2018-07-02: The Off-Topic Memento Toolkit

Inspired by AlNoamany's work from "Detecting off-topic pages within TimeMaps in Web archives" I am pleased to announce an alpha release of the Off-Topic Memento Toolkit (OTMT). The results of testing with this software will be presented at iPres 2018 and those results are now available as a preprint.

Web archive collections are created with a specific purpose in mind. A curator will supply seeds for the collection and create multiple versions of these seeds in order to study the evolution of a web page over time. This is valuable for following the changes in an organization or the events in a news story. Unfortunately, depending on the curator's intent, sometimes these seeds go off-topic. Because web archive crawling software has no way to know that a page is off-topic, these mementos are added to the collection. Below I list a few examples of off-topic pages within Archive-It collections.
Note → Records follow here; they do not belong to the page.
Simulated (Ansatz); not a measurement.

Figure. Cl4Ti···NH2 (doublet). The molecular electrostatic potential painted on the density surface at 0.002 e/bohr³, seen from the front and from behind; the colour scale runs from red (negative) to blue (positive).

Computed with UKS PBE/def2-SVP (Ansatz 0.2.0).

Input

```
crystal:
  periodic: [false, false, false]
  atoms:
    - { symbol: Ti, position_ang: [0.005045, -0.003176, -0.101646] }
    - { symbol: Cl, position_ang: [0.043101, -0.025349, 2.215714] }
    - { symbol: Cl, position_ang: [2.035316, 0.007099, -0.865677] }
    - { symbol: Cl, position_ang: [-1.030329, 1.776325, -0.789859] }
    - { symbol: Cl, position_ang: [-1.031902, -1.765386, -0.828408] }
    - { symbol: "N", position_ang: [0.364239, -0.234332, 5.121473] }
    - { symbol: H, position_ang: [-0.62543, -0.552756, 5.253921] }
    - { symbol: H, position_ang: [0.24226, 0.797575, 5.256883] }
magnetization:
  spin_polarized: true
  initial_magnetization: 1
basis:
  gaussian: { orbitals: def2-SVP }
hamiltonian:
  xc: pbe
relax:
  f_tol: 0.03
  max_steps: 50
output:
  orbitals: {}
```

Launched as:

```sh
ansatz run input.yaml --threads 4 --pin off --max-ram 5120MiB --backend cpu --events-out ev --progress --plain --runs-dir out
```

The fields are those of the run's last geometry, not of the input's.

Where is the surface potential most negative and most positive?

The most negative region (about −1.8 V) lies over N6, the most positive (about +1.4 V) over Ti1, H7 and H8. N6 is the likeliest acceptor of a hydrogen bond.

This memento from the Human Rights collection at Archive-It created by the Columbia University Libraries is off-topic. The page ceased to be available at some point and produced this "404 Page Not Found" response with a 200 HTTP status.

This memento from the Egypt Revolution and Politics collection at Archive-It created by the American University in Cairo is off-topic. The web site began having database problems.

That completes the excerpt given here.